> I have an idea that the "espresso" algorithm could be used to minimize not onl...

monocasa · on Jan 10, 2020

It's useful in the compiler. For instance one optimization I haven't seen but would like to is going from

  if( value1 < 0 || value2 < 0 || value3 < 0 ) {

to

  temp = value1 | value2 | value3;
  if( temp < 0 ) {

Taking a sort of hardware, Boolean logic view makes this possible, as VHDL generally does this when synthesed.

adrian17 · on Jan 10, 2020

It seems like Clang is capable of doing this optimization:

> https://godbolt.org/z/oCQNbq

monocasa · on Jan 10, 2020

Neat! It didn't a few years ago.

This is most of the inner loop of a barycentric coordinate rasterizer, so I was pretty concerned about micro-optimizations when I was checking.

ospr3y · on Jan 10, 2020

As a compiler writer I can tell you that this is a complex optimisation with very limited use.

N.B. the || (logical or) operator is an "early out" operator whereas the | (binary or) operator is NOT

The compiler would need to look for special cases of value1, value2 and value3... such as: are any of them volatile, perhaps one refers to a memory mapped I/O device, perhaps one if actually a function call, or array dereference, or pointer dereference, what about value1 being a "char" which needs to be promoted before it can be or'd, what about any of the "values" being a constant < 0 which would short circuit the "if" statement and remove the need for any tests.

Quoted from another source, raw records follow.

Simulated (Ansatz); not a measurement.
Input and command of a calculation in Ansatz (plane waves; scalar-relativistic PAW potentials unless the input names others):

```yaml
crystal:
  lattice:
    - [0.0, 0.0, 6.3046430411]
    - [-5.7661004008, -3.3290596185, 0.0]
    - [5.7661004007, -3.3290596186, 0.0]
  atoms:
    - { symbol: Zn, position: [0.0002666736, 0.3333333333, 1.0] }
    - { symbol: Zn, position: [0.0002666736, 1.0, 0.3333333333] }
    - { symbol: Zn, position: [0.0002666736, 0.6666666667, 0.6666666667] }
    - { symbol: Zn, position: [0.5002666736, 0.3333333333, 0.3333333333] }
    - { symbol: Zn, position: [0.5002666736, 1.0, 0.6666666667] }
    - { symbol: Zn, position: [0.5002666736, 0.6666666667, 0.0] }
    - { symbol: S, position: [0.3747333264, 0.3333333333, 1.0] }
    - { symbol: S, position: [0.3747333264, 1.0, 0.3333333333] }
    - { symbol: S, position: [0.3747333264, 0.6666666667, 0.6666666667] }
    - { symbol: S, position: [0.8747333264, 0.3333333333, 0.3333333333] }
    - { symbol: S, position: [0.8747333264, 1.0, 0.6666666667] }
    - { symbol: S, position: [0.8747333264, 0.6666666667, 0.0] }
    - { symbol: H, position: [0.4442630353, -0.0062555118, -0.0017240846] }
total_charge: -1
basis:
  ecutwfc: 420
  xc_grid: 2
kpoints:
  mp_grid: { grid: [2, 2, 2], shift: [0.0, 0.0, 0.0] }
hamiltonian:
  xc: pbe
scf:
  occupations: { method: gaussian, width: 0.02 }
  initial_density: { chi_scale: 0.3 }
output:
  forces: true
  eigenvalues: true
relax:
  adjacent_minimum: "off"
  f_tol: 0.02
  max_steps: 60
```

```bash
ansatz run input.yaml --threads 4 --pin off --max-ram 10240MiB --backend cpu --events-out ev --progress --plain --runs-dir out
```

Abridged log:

As I said, this is not as simple as it first appears.

FullyFunctional · on Jan 10, 2020

Note, if the three comparisons are sufficiently predicable, then your transformation would be _less_ efficient than the simple branches.

A predicable branch is almost free in a modern processor.

ncmncm · on Jan 12, 2020

Three comparison/branch pairs are not free.

Clang will optimize

  bool swap_if(bool c, 
      int& a, int& b) {
    int ta = a, tb = b;
    a = (-c & tb)|((c-1) & ta);
    b = (-c & ta)|((c-1) & tb);
    return c;
  }

into cmov instructions. Used in a quicksort partition loop as

  l += swap_if(
    *r <= pv, *l, *r);

It makes quicksort fully 2x as fast as the usual branch.

FullyFunctional · on Jan 24, 2020

Quicksort comparisons are obviously not predictable

thaumasiotes · on Jan 10, 2020

That optimization fudges the difference between boolean or (comparing truth values) and bitwise or. It happens to work under the safe assumption that value1, value2, and value3 use sign bits (as all two's-complement integers do), but logically it's a disaster.

Thorrez · on Jan 10, 2020

monocasa isn't saying this should be in source code, but rather the compiler should create machine code that does this. Compilers know the types, so they will know whether they're signed (if they're not signed, then < 0 can be optimized out as impossible). Compilers have no goal of creating assembly that would look good in source code.

emmanueloga_ · on Jan 10, 2020

Good point, although the idea would be you get to choose one for or the other. I think sometimes the simplified expression makes it easier to see the complement (else branch).

btw, I started to think about "boolean refactoring" when I saw J. Edwards' schematic tables video [1].

1: https://vimeo.com/140738254